- Widespread reports of flooding and surface water causing travel disruption across Scotland
- A Tesco supermarket had to be evacuated after its ceiling caved in with rain pouring into the store’s aisles
- A Vue Cinema was flooded with water seen pouring in from ceiling and pooling in the foyer
Adverse weather conditions continue to cause disruption across the country on Monday after a spell of heavy rain and thunderstorms on Sunday.
Following a period of scorching weather, a yellow weather warning for “flash flooding” and “thunderstorms” was issued by forecasters for the majority of the mainland on Sunday and Monday.
As of 1pm on Monday, the Scottish Environment Protection Agency (SEPA) has a total of 15 flood alerts in place across the country as rain continues to fall.
Traffic Scotland has also warned drivers to take care when travelling as surface water is affecting many routes, while there have been reports of flooding and travel disruption in areas of the north of Scotland.

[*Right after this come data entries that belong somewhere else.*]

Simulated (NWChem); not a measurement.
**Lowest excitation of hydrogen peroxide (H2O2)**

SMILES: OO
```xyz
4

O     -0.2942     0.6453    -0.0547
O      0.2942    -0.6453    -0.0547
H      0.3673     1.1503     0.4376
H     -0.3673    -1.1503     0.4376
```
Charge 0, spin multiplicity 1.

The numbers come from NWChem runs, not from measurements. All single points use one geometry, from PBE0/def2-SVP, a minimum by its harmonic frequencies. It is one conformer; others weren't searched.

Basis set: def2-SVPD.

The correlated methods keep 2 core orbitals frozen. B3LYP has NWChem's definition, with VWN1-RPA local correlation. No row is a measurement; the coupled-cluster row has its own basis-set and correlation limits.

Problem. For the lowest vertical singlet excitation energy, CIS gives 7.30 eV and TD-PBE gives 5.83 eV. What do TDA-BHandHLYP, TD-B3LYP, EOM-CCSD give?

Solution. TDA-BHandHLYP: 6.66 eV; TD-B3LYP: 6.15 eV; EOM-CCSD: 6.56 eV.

ScotRail has also issued a warning to passengers urging them to check their journeys before travelling as scatterings of heavy rain and thunderstorms are likely to affect some services.
On Sunday, a supermarket in Inverness was forced to close after a period of heavy rain caused the roof to cave in and water to pour into the store.
Videos posted on social media showed the rain cascading through the ceiling of the Tesco at Inshes retail park as parts of the ceiling fell to the floor.
Customers and staff were forced to evacuate and the shop was temporarily closed while the damage to the roof was assessed. It is understood that the store remains closed into Monday.
A Tesco spokesperson said: “Our Inverness Inshes Extra store is temporarily closed while we assess some damage to the roof. We’re sorry for any inconvenience. We’re working to reopen as soon as possible.”
At the same retail park on Sunday, a Vue cinema was forced to close after torrential rain damaged the roof causing water to pour into a screen and flood the foyer.
Clips circulating on social media showed customers evacuating after a screen became flooded and a heavy downpour was seen to be coming through the ceiling to soak the foyer of the cinema.
A spokeswoman for Vue said: “Vue Inverness is temporarily closed due to adverse weather conditions. We’re currently working with contractors to assess any damage.
“Customers with a pre booked ticket, while the venue is closed, will be refunded automatically (for card payments).
“We apologise for any inconvenience and look forward to welcoming customers back to the Big Screen experience soon.”
Lightning strikes were seen across Scotland on Sunday as thunderstorms rumbled late into the night.
A yellow weather warning remains in place across the country until midnight.
Insight Sean Batty STV Meteorologist
We’ve gone into the ‘breakdown’ phase of the current hot spell with big thundery downpours developing sporadically across the country. Of course, some of these downpours have led to local flood issues, and due to the hardened state of the ground after recent dry conditions, some more flooding is possible.
A weather front will re-invigorate this afternoon across central and eastern parts of the country for the likes of Aberdeenshire, Angus, Perthshire, Stirlingshire, Lanarkshire, Edinburgh and the Lothians where it will sit through the day and into tomorrow morning.
These areas have been drier than normal every month so far this year making the ground much drier than usual which means it takes rain longer to soak in. This means water sits on the surface for longer and runs straight into burns and rivers, rather than soaking into fields with a slower release into river basins. This quickened process means rivers could struggle to cope and that’s where the flood risk comes in.
The weather will be quieter on Tuesday and Wednesday before more heavy rain moves into the west of the country on Wednesday and Saturday.
Will that be the last of the summer? In short, no. Further areas of high pressure are forecast in the coming weeks bringing more settled spells, and undoubtably more very warm conditions at times. Due to the extreme heat that’s built up in southern and western Europe this year, I think it’s likely we’ll see a warmer than normal autumn as those warmer plumes occasionally drift northwards.